Background to the study
In the course of a Bachelor’s Degree program at the University of Buea, UB, an Anglo- Saxon university in the Regional headquarter town, Buea, of the South West Region of Cameroon, students are initiated into research. These students are then called upon to carry out a research study on diversified topics within their degree program. This research, which is done in partial fulfillment for obtaining a Bachelor’s Degree, is written down in a document under the supervision of a lecturer in the concerned department as a long essay. Its essence is to get the student apt in carrying out research without being designed to resolve a particular problem. It is usually descriptive research: the student has no control over the variables and only reports what has happened or is happening.

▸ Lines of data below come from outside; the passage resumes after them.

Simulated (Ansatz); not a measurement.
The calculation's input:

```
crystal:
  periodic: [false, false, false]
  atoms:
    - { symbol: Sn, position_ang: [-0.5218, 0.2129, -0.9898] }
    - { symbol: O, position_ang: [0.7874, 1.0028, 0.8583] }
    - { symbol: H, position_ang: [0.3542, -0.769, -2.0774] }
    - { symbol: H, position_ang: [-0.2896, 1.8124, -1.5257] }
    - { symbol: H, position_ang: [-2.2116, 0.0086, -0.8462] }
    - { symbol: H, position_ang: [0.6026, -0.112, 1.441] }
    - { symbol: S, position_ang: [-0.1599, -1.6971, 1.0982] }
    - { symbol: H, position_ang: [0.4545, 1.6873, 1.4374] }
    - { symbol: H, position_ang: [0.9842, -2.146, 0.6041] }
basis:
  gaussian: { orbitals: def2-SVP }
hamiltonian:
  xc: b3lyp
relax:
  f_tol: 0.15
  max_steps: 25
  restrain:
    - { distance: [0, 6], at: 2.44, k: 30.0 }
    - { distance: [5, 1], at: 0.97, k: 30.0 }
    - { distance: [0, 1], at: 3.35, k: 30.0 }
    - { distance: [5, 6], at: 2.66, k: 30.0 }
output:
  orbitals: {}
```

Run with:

In a bid to obtain a double honors degree in English and French, I will be writing a long essay on the “Continual Use of Pidgin English on Campus by Students of the University of Buea”, in spite of numerous notices forbidding its use. Pidgin English is considered a form of bad English and therefore impacts badly on the proficiency of non-native English speakers. lt is quite interesting to note that what actually started as a “contingency language” between the white merchant, who later turned into colonial masters, and their black traders has now become “an elitist campus language” spoken among the teeming population of the UB students. In other words, pidgin which, Quirk et al. (1985:28) have described as “the traditional interference used chiefly by the prosperous and privileged sections of a community”, represented by the unskilled and illiterate class of society is now being proudly spoken by students of tertiary institutions on campuses. Pidgin English is formally banned for use on UB campus especially by students. However, it is still very much in use.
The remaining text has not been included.